KANSAS RESIDENTS. A Kansas resident for income tax purposes is anyone who lives in Kansas, regardless of where they are employed. An individual who is away from Kansas for a period of time and has intentions of returning to Kansas is a resident. If you were a Kansas resident for the entire year, you must file a Kansas individual income tax return if: 1) you are required to file a federal income tax return; or, 2) your Kansas adjusted gross income is more than the total of your Kansas standard deduction and exemption allowance.
MINOR DEPENDENTS. A minor child claimed on another person’s return can claim a standard deduction of $500 or the amount of their earned income (wages) up to $3,000, whichever is greater. Unearned income (such as interest and dividends) over $500 is taxable to Kansas and a Kansas return must be filed. If the taxable income (line 7, Form K-40) is zero, a return is not required. However, you must file a Kansas individual income tax return to receive any refund of taxes withheld, regardless of the amount of total income.
NONRESIDENTS. If you are not a resident of Kansas but received income from Kansas sources, you must file a Kansas return regardless of the amount of income received from Kansas sources (see Kansas Source Income as provided in Schedule S Part B Instructions). If your employer withheld Kansas taxes from your wages in error, you must also file a Kansas return in order to receive a refund, even though you had no income from Kansas sources. A letter from your employer on company letterhead and signed by an authorized company official explaining the error must accompany your return. The letter must state the amount of wages and withholding applicable to Kansas
PART-YEAR RESIDENTS. You are considered a part-year resident of Kansas if you were a Kansas resident for less than 12 months during the tax year. As a part-year resident, you must include the dates that you were a resident in Kansas on Form K-40 and complete Part B of Schedule S.

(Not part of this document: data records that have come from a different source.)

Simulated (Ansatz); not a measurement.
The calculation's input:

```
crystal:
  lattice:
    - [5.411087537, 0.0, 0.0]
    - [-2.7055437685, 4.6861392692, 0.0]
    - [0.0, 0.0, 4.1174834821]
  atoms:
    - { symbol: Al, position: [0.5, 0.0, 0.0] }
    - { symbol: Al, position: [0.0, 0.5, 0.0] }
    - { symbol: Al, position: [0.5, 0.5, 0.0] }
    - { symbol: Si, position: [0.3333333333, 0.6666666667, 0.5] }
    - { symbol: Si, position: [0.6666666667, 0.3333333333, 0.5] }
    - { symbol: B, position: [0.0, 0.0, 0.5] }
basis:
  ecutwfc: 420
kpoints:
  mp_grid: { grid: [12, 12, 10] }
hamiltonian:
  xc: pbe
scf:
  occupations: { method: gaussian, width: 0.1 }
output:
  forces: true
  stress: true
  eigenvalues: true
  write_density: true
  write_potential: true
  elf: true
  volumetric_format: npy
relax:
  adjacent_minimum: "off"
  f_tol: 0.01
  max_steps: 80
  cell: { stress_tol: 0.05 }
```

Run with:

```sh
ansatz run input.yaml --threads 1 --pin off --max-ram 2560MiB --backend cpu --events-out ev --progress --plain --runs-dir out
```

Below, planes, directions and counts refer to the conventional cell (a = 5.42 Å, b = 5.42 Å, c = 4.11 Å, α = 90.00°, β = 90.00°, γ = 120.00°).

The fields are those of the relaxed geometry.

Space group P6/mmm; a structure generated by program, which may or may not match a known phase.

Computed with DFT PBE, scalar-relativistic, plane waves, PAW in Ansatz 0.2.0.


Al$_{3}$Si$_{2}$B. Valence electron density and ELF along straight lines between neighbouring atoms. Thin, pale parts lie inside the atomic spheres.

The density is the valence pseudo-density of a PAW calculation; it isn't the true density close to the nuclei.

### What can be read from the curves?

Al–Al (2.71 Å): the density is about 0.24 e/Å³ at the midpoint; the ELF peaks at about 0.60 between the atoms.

MILITARY PERSONNEL. The active and reserve duty service pay of military personnel is taxable ONLY to your state of legal residency, no matter where you are stationed during the tax year. If your home of record on your military records is Kansas, and you have not established residency in another state, you are still a Kansas resident and all of your income, including your military compensation, is subject to Kansas income tax. If you are a nonresident of Kansas but are stationed in Kansas due to military orders, you must file a Kansas return if you received income from Kansas sources. Only income from Kansas sources is used to determine the Kansas income tax due for nonresident military service members. Nonresident service members will subtract out the amount of their military compensation on Schedule S, line A12. Kansas income for services performed by a non-military spouse of a nonresident military service member is exempt from Kansas income tax. To qualify for this exemption, the non-military spouse must be residing in Kansas solely because the military service member is stationed in Kansas under military orders. Non-military spouses of service members stationed in Kansas will subtract out their Kansas source income on Schedule S, line A12.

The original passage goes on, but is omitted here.